Truncated filenames that are the same after 47 characters

andyjohnson0 / TakeoutExtractor

Extract content files from a Google Takeout archive, rename files with a consistent naming scheme and add missing metadata. Runs on Windows and MacOS.

Other

11 stars 2 forks source link

Truncated filenames that are the same after 47 characters #23

Open mholt opened 3 months ago

mholt commented 3 months ago

Hey Andy, thanks for making this great utility. I've been using it as a reference for some of my own code.

One of my important albums (wedding!) has all its photos with names longer than 50 chars, and the first 48 characters are all the same. I've found that filename truncation applied by Google Photos Takeout is... problematic, because by truncating after (at?) 46 characters, I don't know if it's possible to reconstitute the original filename. For example, abcdefghijklmnopqrstuvwxyzABCDEFGHIJKLMNOPQRSTUdifferentStuffHere.jpg would be truncated at about abcdefghijklmnopqrstuvwxyzABCDEFGHIJKLMNOPQRSTU(N).jpg and thus any unique part of the filename is lost.

Do you know if there's a way to correlate media files with their sidecar JSON files in this case?

This isn't a bug with your tool, more of just a question based on your experience.

mholt commented 3 months ago

I think I figured this out.

Google assigns the "uniqueness suffix" ((N)) by incrementing it based on the order it goes through the files. My program used lexical iteration by default (that's what Go std lib does), but Google seems to use some sort of natural sort, where [a2 a20 a1 a10] is sorted as [a1 a2 a10 a20] instead of [a1 a10 a2 a20] -- but I also had to account for length first, then natural sort within filenames of the same length. Then I was able to successfully correlate the media files with their sidecar files in this case. It just took counting how many of each truncated filename I saw as I iterated the list of files in the same order Google did when it generated the archive.

Of course, that's totally undocumented and Google could change it at any time, but this does seem to work for me.

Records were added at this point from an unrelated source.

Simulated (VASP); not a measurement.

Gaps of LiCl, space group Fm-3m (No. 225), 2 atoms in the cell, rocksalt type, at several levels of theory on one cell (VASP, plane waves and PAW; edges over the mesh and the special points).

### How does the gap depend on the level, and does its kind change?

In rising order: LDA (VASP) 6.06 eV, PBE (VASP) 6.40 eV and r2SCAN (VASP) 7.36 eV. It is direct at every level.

andyjohnson0 commented 3 months ago

Hi Matt,

Its a tricky problem, and I think your solution is probably the best approach. But, as always with this data, its hard to be confident that there aren't edge-cases that would create a false match. Its quite difficult to imagine a more poorly designed export format: its almost as if the photos team resented the takeout team and decided to deliberately mess with them.

Looking at my unit tests, I'm fairly sure I need to improve the ability to match sidecars in the scenarios you've described. For that reason, I'll re-open the ticket as a reminder.

Thanks for the kind words - I'm glad what I came up with has been useful to you.